What this means is that the current distribution of money does not entirely hold up to external justification, because it is the product of various weird internal laws, rather than principles like fairness or efficacy. There is, of course, a spectrum of what constitutes ‘earned’ wealth and what constitutes merely ‘accidental’ or ‘unfair’ wealth - everyone draws their threshold differently, but inherited wealth usually counts as the latter, and many would see the absurd amounts of money in Silicon Valley in a similar light (the upcoming Uber IPO being a timely case in point). So this raises the question: is it fair that some people (these apparently heroic entrepreneurs, “risking” some extra zillions they don’t even really need) have so much control over where large amounts of money gets invested? What’s more, is it desirable?

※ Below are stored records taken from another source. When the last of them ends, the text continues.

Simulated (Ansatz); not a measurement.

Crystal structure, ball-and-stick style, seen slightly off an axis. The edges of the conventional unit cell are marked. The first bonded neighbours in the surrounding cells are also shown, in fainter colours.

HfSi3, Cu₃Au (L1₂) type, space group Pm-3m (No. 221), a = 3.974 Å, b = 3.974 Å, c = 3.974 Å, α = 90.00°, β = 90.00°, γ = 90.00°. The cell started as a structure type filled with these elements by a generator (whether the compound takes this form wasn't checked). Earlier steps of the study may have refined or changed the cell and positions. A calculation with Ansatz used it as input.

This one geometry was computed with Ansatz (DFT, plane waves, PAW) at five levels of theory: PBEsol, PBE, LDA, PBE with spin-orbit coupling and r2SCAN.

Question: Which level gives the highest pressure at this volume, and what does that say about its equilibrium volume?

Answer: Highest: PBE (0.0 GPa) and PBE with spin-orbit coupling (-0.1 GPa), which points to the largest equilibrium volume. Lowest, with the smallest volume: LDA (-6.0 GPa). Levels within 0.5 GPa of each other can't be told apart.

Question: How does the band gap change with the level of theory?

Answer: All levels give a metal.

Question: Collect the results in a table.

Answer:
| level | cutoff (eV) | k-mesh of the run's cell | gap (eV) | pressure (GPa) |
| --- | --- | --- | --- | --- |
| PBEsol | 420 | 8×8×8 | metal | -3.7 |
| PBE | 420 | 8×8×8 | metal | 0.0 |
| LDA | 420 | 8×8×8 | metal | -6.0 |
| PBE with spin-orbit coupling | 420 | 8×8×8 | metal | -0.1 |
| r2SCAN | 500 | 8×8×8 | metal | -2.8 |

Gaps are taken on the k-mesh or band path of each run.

After all, wealth is a social product. Why is it fair that a few people at the top are able to capture so much of the value created by those at the bottom? Why is the the system so skewed that it concentrates wealth at the top rather than distributing it in a way that’s more useful, not to mention more reflective of the origins of that wealth? Without the workers who are actually doing the work (in return for what Taleb derisively calls a “guaranteed monthly paycheck”), these “entrepreneurs” would not make any return on their investment.

Going back to Taleb’s argument: I think what is really missing is the fundamental, qualitative difference being capital and labour-power. When you are “risking” your capital, you are doing it in the pursuit of something better: fame, wealth, greatness, being on the Forbes 30 Under 30 list, whatever. If you fail, sure, it might suck to lose a million dollars, but at the end of the day, you still have the ability to sell your labour. You are never risking your ability to survive. What you have lost is something most people would never even have in the first place.

On the other hand, when you are selling your labour-power because you don’t have any capital (i.e., you have no other way to survive in this marketised hellscape), you are selling your last resort. You are selling your time: the most precious, finite resource of all. You are giving 8, 10, 12 hours of most of your limited number of days left on this planet over to an employer who doesn’t give a shit about you.

Some people have the privilege of working for companies that at least appear to give a shit about them, companies that provide healthcare and sick pay and room for career progressive. Some people have to sleep in their car because the company they work for refuses to pay them a living wage under the excuse that its workers are free to go elsewhere. (As if workers who had a legitimate alternative would drive for an app that pays them $8.55 an hour without any benefits or real control over their working conditions …)

The point is that entrepreneurship - in the best possible sense of the word - should be seen as an utmost privilege, awarded only to those who have both the vision to create something worthwhile, and the empathy to carefully guide the workers who help them achieve this vision. It is such an enormous honour to be able to direct other people’s time toward what you see as a more productive endeavour. Anyone who is in a position of power in this sense should, really, be obscenely grateful for all their employees who give up their finite time on this planet to help them build their company.

Unfortunately, very few entrepreneurs actually behave this way. You can’t really blame them, either: they are fully accustomed to being on top of a power structure which naturalises their control over other people’s time. They don’t see it as an unfair system that gives some people the right to command other people’s time simply because they had more access to money (because of inherited wealth, or previous corporate success, or just being especially talented at creating pitch decks). They see it as legitimate, efficient, good.

But it’s not, and a cursory glance at the start-up ecosystem, or the dysfunctional power struggles within big tech companies, will reveal many of the failures of the current system. In light of this, maybe we are in dire need of a moment of gratitude: not in the sense of workers being grateful for entrepreneurs, but rather entrepreneurs being grateful for the workers who toil on their behalf while receiving such a tiny portion of the potential reward.

More broadly, the wealthy should be grateful for their place in a system that has granted them so much control over the lives of others with such limited oversight, and so few penalties for failing. They should recognise that they do not deserve this level of control, because it is tantamount to suppressing both individual freedom and democratic control over the way people spend their time, and they should thank their lucky stars every day they wake up without being surrounded by pitchforks.

To conclude: It’s true that it’s silly to shame “risk-takers” for losing money. You shame the system that gives them sole control over so much money in the first place. Your limbs may be your own, but your money - which represents a claim to a certain share of social product - should be thought of as a collective endeavour. If someone happens to have control over substantially more money than others, then there is probably something going wrong there.